BREAKING MOVIE/TV NEWS

Sunday, March 17, 2013

Downey Makes His Case For "Perry Mason"



Warner Bros. Pictures ("Sherlock Holmes") and Robert Downey Jr.'s production company Team Downey continue developing  author Erle Stanley Gardner's lawyer character 'Perry Mason' as a potential feature franchise, with Downey Jr. eyeing the title role.
The new film will be set in the 1930's, featuring Mason's secretary 'Della Street', private investigator 'Paul Drake' and courtroom nemesis 'Hamilton Burger'.


Downey Jr. and his wife Susan Downey will produce with Robert Cort, along with David Gambino, Eric Hetzel and Joe Horacek executive producing with Susan Feiles and Chris Darling.


As a defense attorney, 'Perry Mason' was featured in more than 80 'detective fiction' novels and short stories, most of which had a plot involving his client's murder trial. Typically, Mason was able to establish his client's innocence by implicating another character, who then confessed.


Author Gardner had over 135 million copies of his books in print in North America in 1969.


The character was also portrayed each weekday on a long-running radio series, followed by well-known depictions in film and TV including television's longest-running lawyer series, from 1957 to 1966 starring Raymond Burr, another series in 1973–1974 starring Monte Markham and Brett Somers and 30 made-for-TV movies filmed from 1985 to 1993.


In the first novel, "The Case Of The Velvet Claws" (1933), Mason described himself as: "...a lawyer who has specialized in trial work, and in a lot of criminal work. I'm a specialist on getting people out of trouble. They come to me when they're in all sorts of trouble, and I work them out.

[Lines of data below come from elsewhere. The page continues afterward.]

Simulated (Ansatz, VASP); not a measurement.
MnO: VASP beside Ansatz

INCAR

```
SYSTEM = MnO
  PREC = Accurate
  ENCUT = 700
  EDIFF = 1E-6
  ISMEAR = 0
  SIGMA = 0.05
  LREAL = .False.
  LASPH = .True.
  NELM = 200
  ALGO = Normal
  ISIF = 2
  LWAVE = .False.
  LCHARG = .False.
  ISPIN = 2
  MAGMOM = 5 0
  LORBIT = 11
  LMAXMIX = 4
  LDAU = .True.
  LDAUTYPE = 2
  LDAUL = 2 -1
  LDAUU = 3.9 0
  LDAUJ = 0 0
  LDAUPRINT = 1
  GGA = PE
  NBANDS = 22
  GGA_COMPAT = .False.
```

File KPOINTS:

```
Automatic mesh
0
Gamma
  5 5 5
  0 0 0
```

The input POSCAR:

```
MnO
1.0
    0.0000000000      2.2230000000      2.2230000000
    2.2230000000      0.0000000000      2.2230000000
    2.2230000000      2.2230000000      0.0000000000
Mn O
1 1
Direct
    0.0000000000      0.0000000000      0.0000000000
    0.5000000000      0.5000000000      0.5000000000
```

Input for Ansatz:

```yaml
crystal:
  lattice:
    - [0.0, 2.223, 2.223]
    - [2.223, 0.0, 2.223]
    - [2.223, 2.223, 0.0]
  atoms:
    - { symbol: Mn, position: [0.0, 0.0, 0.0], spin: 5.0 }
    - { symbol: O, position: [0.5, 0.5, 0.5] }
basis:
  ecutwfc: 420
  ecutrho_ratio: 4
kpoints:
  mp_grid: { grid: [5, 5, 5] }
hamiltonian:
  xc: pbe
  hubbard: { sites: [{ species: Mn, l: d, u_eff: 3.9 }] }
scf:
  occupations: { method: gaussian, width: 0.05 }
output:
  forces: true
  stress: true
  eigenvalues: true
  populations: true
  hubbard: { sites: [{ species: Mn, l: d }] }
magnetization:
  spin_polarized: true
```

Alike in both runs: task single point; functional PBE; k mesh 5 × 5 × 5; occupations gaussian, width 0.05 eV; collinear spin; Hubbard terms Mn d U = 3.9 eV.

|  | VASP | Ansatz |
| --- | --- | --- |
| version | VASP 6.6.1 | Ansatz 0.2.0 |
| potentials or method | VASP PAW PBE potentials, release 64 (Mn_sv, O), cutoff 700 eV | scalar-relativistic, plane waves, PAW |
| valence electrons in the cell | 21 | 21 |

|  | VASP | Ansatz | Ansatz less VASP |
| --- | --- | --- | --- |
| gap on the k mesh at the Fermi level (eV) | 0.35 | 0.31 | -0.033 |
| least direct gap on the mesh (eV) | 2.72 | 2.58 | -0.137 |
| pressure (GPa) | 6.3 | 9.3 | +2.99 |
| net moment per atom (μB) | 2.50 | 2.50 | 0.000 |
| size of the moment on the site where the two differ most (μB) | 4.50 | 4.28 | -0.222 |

"If you look me up through some family lawyer or some corporation lawyer, he'll probably tell you that I'm a shyster. If you look me up through some chap in the District Attorney's office, he'll tell you that I'm a dangerous antagonist... but he doesn't know very much about me..."


Many of Gardner's 82 "Perry Mason' novels were first published in serial format in "The Saturday Evening Post".


Sixteen novels also appeared in the "Toronto Star Weekly" in condensed form.


All books were published by William Morrow and Company, New York, as well as published simultaneously in Toronto.